On 9/21/22 21:05, Francisco Casas wrote:
diff --git a/libs/vkd3d-shader/hlsl_codegen.c b/libs/vkd3d-shader/hlsl_codegen.c index f919a30e..72f7b498 100644 --- a/libs/vkd3d-shader/hlsl_codegen.c +++ b/libs/vkd3d-shader/hlsl_codegen.c @@ -454,23 +454,26 @@ static bool transform_ir(struct hlsl_ctx *ctx, bool (*func)(struct hlsl_ctx *ctx return progress; }
-/* Lower casts from vec1 to vecN to swizzles. */ +/* Lower broadcasts casts from scalars or vec1 values to other types. */ static bool lower_broadcasts(struct hlsl_ctx *ctx, struct hlsl_ir_node *instr, void *context)
Hmm, do we need to have this function in hlsl_codegen.c in the first place? Could we generate these already lowered? It probably doesn't need to block this patch, but it's at least something we should consider doing.

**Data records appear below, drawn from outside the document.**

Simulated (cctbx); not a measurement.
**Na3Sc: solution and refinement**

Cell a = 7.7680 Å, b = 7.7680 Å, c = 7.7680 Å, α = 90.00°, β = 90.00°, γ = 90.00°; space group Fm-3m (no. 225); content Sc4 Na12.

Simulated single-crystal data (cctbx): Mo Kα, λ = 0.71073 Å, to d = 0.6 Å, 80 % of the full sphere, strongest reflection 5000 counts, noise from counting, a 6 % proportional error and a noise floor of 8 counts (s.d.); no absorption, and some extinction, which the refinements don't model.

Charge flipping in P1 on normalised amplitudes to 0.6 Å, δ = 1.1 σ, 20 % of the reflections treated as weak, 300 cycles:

{ - const struct hlsl_type *src_type, *dst_type; - struct hlsl_type *dst_scalar_type; + struct hlsl_type *src_type, *dst_type; struct hlsl_ir_expr *cast;
if (instr->type != HLSL_IR_EXPR) return false; cast = hlsl_ir_expr(instr); + if (cast->op != HLSL_OP1_CAST) + return false; src_type = cast->operands[0].node->data_type; dst_type = cast->node.data_type;
- if (cast->op == HLSL_OP1_CAST - && src_type->type <= HLSL_CLASS_VECTOR && dst_type->type <= HLSL_CLASS_VECTOR - && src_type->dimx == 1) + if (src_type->type > HLSL_CLASS_VECTOR || src_type->dimx != 1) + return false; + + if (dst_type->type <= HLSL_CLASS_VECTOR) { + struct hlsl_type *dst_scalar_type; struct hlsl_ir_node *replacement; struct hlsl_ir_swizzle *swizzle; struct hlsl_ir_expr *new_cast; @@ -494,6 +497,37 @@ static bool lower_broadcasts(struct hlsl_ctx *ctx, struct hlsl_ir_node *instr, v hlsl_replace_node(&cast->node, replacement); return true; } + else if (HLSL_CLASS_VECTOR < dst_type->type)
This can just be "else", right?
+ { + unsigned int size = hlsl_type_component_count(dst_type); + struct vkd3d_string_buffer *string; + static unsigned int counter = 0; + struct list *broadcast_instrs; + unsigned int store_index = 0; + struct hlsl_ir_load *load; + struct hlsl_ir_var *var; + + if (!(string = hlsl_get_string_buffer(ctx))) + return false; + vkd3d_string_buffer_printf(string, "<broadcast-%x>", counter++);
In general I'd prefer either %u, or %#x, unless we have a good reason to use %x.
+ if (!(var = hlsl_new_synthetic_var(ctx, string->buffer, dst_type, instr->loc))) + return false; + hlsl_release_string_buffer(ctx, string);
Just a thought (can be relegated to later), but we might consider making a helper for this pattern; we have it in several places. (Some use a pointer value, and some use a counter; we could probably standardize on the latter.)
+ + if (!(broadcast_instrs = hlsl_alloc(ctx, sizeof(*broadcast_instrs)))) + return false; + list_init(broadcast_instrs);
This can be on stack, right?
+ + while (store_index < size) + hlsl_initialize_var_components(ctx, broadcast_instrs, var, &store_index, cast->operands[0].node);
You're only initializing from a single component, so you should just be able to use hlsl_new_cast() plus hlsl_new_store_component(). [Note we probably want to use hlsl_new_cast() rather than add_implicit_conversion(), mostly because the difference is type checking, and we should already have done that.]
+ + list_move_before(&cast->node.entry, broadcast_instrs); + vkd3d_free(broadcast_instrs); + + load = hlsl_new_var_load(ctx, var, var->loc); + list_add_before(&cast->node.entry, &load->node.entry); + hlsl_replace_node(&cast->node, &load->node); + }
return false; }